Tuesday 31 August 2021

An English Summer 84




The Poole Yacht Club boats erupt from the Needles Channel. Home bound, from the Solent, after a Bank Holiday of racing and merriment.


Past Stargazer, they charge. With enthusiastic waves we share our joy, to be dancing across the swell, our boats wonderfully alive beneath us. Spray streaming back from their bows. Sails taut as drum skins. Drawing powerfully.

We revel in the roar of the wind, the rush of the water, the perfection of this moment.


Tenacious greeted Stargazer, from out in Poole Bay, as we left Blood Alley, at dawn, on the last of the ebb; tip toed tentatively out through the shoals of the Looe Channel; and set course for Hengistbury Head. Beating, with her long loping stride, under double reefed main and full jib, in twenty to twenty five knots apparent.


Tacking down into the North Channel. Drawn into the Solent, by the turning tide. Making seven knots, over the ground. Carrying long, port tack, boards along The Island shore. Past Gurnard, to Cowes.


The Southsea hovercraft, that English eccentric of passenger transportation, thunders across Stargazer's bow. Come and gone in the space of a few, skipping, heartbeats. Off on her delightfully idiosyncratic way.


Astern the roll on roll off ferry churns steadily by. Inbound for Portsmouth.


Stargazer's sheets are eased now. We are on a fine reach, the fair tide still under us, the breeze down to eighteen knots, in the shelter of the Solent. The waters calm. I engage auto pilot, as we bring the Spinnaker Tower abeam, and the traffic thins. Brew a pot of lunchtime coffee and indulge in a cheese and tomato sandwich.

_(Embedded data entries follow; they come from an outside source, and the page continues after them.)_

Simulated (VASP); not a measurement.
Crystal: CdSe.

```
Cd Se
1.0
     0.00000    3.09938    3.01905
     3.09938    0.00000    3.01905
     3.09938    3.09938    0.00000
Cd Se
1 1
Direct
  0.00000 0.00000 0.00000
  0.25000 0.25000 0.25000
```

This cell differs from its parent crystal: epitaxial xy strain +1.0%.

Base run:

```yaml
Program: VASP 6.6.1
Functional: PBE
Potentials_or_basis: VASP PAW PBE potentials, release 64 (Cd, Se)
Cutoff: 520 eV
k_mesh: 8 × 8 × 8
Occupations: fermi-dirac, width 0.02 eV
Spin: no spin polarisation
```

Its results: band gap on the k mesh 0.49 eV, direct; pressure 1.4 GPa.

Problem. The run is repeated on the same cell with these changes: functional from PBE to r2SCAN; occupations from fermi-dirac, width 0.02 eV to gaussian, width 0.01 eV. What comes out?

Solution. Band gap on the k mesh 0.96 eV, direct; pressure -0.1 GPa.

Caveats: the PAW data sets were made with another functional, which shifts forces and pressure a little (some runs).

Through the forts, Horse Sand to port, No Man's Land to starboard, Stargazer sweeps. Out of the Solent. Back into the full breeze. Hard on the wind, once more. Spearing down, toward the West Pole beacon. Skimming the edge of the shoals.


Closing fast on the Chichester Bar. Riding the flood, up the Emsworth Channel. The roaring wind slowly drops to a whisper. Chevron plumed oystercatchers skim low, across our bow.


The memory of that romp, across Poole Bay, in the early morning light, alive still, in my mind's eye.